Due to new algorithmic developments and the computational power of machines (digital, analog, biochemical, quantum computers etc), optimization algorithms have been used to “solve” problems in a wide spectrum of applications in science and engineering.
But what do we mean by “solving” an optimization problem? What are the limits of what machines (and humans) can compute?

##### Networks in Finance and Economics

Financial markets, banks, currency exchanges and other institutions can be modeled and analyzed as network structures where nodes are any agents such as companies, shareholders, currencies, or countries. The edges (can be weighted, oriented, etc.) represent any type of relations between agents, for example, ownership, friendship, collaboration, influence, dependence, and correlation. We are going to discuss network and data sciences techniques to study the dynamics of financial markets and other problems in economics.

##### Social Physics: Learning and Predicting Human Behavior

Human behavior is as much a function of social influence as personal thought. Consequently observations of interactions (including simple observation or others) and the behaviors of others can accurately predict the future behavior of individuals. I will review the evidence for these effects, and show how to construct predictive models from observations. I will then review the use of various data sources and methods of analysis in terms of their usefulness for human behavior prediction.

##### Privacy-Preserving and Distributed Machine Learning

The availability of data from phones, credit cards, automobiles and other modern technologies places personal privacy at risk. Regulations such as GDPR are improving the situation, however many worry that these new restrictions will prevent prevent improvements in health, decision making, and other civil systems. Another worry is that these data are held by different institutions, so that it is difficult to achieve a wholistic view of the situation. I will explain my work that led to GDPR, and methods of handling and analyzing data that protect both privacy and proprietary data and yet provide state-of-the-art insights.

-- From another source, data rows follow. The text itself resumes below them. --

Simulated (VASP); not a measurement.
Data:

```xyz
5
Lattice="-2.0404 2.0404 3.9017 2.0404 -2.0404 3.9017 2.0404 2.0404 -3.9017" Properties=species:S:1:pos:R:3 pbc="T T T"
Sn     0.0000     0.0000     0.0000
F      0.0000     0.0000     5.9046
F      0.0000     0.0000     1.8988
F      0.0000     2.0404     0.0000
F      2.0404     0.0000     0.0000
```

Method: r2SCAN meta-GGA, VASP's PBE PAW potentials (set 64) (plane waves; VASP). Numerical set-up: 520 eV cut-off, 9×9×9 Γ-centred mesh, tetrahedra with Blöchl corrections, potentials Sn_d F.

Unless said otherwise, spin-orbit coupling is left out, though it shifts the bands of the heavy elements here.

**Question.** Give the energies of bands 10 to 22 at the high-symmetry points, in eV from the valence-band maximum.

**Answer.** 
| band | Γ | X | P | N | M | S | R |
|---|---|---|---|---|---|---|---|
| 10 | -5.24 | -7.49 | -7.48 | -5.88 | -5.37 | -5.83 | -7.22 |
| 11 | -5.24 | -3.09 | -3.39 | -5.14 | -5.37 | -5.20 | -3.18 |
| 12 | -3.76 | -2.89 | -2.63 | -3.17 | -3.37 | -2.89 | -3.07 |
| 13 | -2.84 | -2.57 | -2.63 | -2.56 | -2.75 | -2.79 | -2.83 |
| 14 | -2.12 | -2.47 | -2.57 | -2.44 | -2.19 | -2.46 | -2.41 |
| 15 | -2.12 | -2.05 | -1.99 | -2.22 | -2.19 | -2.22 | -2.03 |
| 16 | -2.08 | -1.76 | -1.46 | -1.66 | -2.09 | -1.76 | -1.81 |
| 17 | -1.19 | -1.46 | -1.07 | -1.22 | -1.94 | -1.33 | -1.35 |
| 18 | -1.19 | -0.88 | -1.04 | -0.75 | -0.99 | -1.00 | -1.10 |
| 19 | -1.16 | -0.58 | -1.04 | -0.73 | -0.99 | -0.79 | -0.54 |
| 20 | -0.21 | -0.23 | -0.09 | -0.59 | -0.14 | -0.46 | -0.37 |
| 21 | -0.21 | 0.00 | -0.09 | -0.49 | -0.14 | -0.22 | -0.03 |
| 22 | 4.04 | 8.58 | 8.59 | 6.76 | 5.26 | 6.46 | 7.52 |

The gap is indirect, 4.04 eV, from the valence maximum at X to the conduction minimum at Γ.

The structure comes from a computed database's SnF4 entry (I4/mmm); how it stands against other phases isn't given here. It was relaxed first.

##### Unsupervised Machine Translation – Part I

Machine Translation (MT) is a flagship of the recent successes and advances in the field of natural language processing. Its practical applications and use as a testbed for sequence transduction algorithms have spurred renewed interest in this topic. While MT systems have shown to achieve near human-level performance on some languages, yet their effectiveness strongly relies on the availability of large
amounts of parallel sentences, which hinders their applicability to the majority of language pairs.
In these lectures, I will first give a brief overview of how Deep Learning is used for text applications, and in particular for MT. Then, I will discuss our recent work on learning to translate with access to only large monolingual corpora in each language, but no example of sentences with their corresponding translations.
We propose two model variants, a neural and a phrase-based model. Although these models operate quite differently, they are both based on the same principles, namely careful initialization of parameters, the use of powerful language models and the artificial generation of parallel data.
I will show how these approaches enable translations from similar languages as well as languages that do not even share the same alphabet and linguistic structure, opening the door towards systems that can translate myriads of language pairs for which we have little if any bitexts.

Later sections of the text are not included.